Much work in neural architecture search (NAS) is extremely compute hungry — so compute hungry that it hurts progress and scientific rigor in the community. When individual experiments require 800 GPUs for weeks nobody in academia can meaningfully join the community, and even in companies with huge compute resources nobody thinks of repeating their experiments many times in order to assess stability and statistical significance of results. Combine this with proprietary code bases and the whole thing looks pretty gloomy in terms of building an inclusive, open-minded yet rigorous scientific community.

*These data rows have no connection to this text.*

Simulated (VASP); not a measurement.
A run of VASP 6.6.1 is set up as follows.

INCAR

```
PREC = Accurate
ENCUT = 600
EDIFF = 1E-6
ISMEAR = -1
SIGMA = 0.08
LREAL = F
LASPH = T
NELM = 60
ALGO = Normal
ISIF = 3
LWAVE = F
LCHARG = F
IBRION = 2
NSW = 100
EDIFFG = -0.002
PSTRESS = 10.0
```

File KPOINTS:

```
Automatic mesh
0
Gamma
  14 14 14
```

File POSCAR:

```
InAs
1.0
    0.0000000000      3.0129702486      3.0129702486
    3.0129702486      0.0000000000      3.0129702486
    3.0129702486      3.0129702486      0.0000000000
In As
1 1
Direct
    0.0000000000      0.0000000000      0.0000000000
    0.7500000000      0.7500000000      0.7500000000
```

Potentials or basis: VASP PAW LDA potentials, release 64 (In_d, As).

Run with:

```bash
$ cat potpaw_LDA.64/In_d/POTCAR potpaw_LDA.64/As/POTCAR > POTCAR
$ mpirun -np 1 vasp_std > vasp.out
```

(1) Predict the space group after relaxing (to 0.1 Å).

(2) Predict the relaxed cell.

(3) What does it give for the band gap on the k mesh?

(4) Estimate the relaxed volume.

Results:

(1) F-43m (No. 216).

To address this systemic problem, my lab teamed up with Google Brain to use their large-scale resources to create a NAS benchmark that makes future research on NAS dramatically cheaper, more reproducible, and more scientific. How? By evaluating a small cell search space exhaustively and saving the results to a table. The result, our NAS-Bench-101 benchmark, allows anyone to benchmark their own NAS algorithm on a laptop, in seconds: whenever that algorithm queries the performance of a cell, instead of training a neural network with that cell for hours on a GPU, we simply take a second to look up the result. Indeed, we evaluated 423k different architectures, with 3 repetitions each — and even with 4 different epoch budgets each in order to be able to benchmark multi-fidelity optimizers, such as Hyperband and BOHB. Of course, we made all of this data publicly available, and importantly, all the exact code for training the networks used for this data is also open-source.
Figure 1: Evaluation of NAS & HPO algorithms on NAS-Bench-101. Note that on the right, reinforcement learning (RL) improves over random search (RS) and Hyperband (HB), but regularized evolution (RE) and the Bayesian optimization algorithms SMAC and BOHB perform better yet.